Dr. Farrar is entirely wrong in declaring that the Bible created the prose literature of England. Even if he only means that English prose was vastly profited by the religious literature which followed upon the heels of the Reformation, it is easy to reply that this literature was mainly controversial and never remarkable for the higher graces and dexterities. For those virtues, prior to the time of Taylor and South, we must turn to secular and even to "profane" compositions; a fact which is well known to every real student of English literature.
The next device of Dr. Farrar's advocacy would be astounding if one did not know the muddle-headed public for whom he writes. He devotes a monstrous number of pages to the citing of a "cloud of witnesses to the glory and supremacy of the Holy Scriptures," beginning with the great John Henry Newman and winding up with the notorious Hall Caine. Sandwiched between these dissimilar "witnesses" are Heine, Goethe, Rousseau, Wesley, Emerson, Carlyle, Huxley, Arnold, Ruskin, and a host of others. Most of them were Christians, and afford a partisan testimony which is not very valuable. In any case, there is no real argument in a list of names. When a man is being tried on a definite charge, it is idle to recite a catalogue of his distinguished friends. Witnesses to character are only heard in mitigation of sentence after the jury has returned a verdict of Guilty. Perhaps this fact had its influence on Dr. Farrar's mind; at any rate, he calls his "cloud of witnesses" when he has ended all he had to say in the form of argument.
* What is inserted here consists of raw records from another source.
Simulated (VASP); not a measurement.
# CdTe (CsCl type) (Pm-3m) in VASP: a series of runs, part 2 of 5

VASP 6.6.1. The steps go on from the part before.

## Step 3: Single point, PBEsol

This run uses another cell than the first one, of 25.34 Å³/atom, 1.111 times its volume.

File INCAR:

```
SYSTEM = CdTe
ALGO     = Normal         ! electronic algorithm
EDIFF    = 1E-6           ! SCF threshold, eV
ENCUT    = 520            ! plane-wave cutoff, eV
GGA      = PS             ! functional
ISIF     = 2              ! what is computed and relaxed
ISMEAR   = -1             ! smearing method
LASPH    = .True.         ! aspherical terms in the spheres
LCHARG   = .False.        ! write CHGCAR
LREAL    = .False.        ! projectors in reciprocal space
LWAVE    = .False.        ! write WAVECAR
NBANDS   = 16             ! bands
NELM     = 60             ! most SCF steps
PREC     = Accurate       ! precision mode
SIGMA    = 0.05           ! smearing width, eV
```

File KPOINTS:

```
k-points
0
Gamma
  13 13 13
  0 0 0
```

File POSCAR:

These witnesses, moreover, are jumbled together without the slightest discrimination. Let us take a few illustrations to show the futility of Dr. Farrar's method.
John Wesley cried "Give me the book of God! Here is knowledge enough for me. Let me be a man of one book." Yes, and John Wesley believed in witchcraft, and honestly declared that to throw over witchcraft was to throw over the Bible. He had, also, his own way of proving "the divine inspiration of the Holy Scriptures." He wrote a "Clear and Concise Demonstration," from which we take the following extract:—
"I beg leave to propose a short, clear, and strong argument to prove the divine inspiration of the Holy Scriptures.
"The Bible must be the invention either of good men or angels, bad men or devils, or of God.
"(1) It could not be the invention of good men or angels; for they neither would nor could make a book, and tell lies all the time they were writing it, saying, 'Thus saith the Lord,' when it was their own invention.
"(2) It could not be the invention of bad men or devils; for they would not make a book which commands all duty, forbids all sin, and condemns their souls to hell to all eternity.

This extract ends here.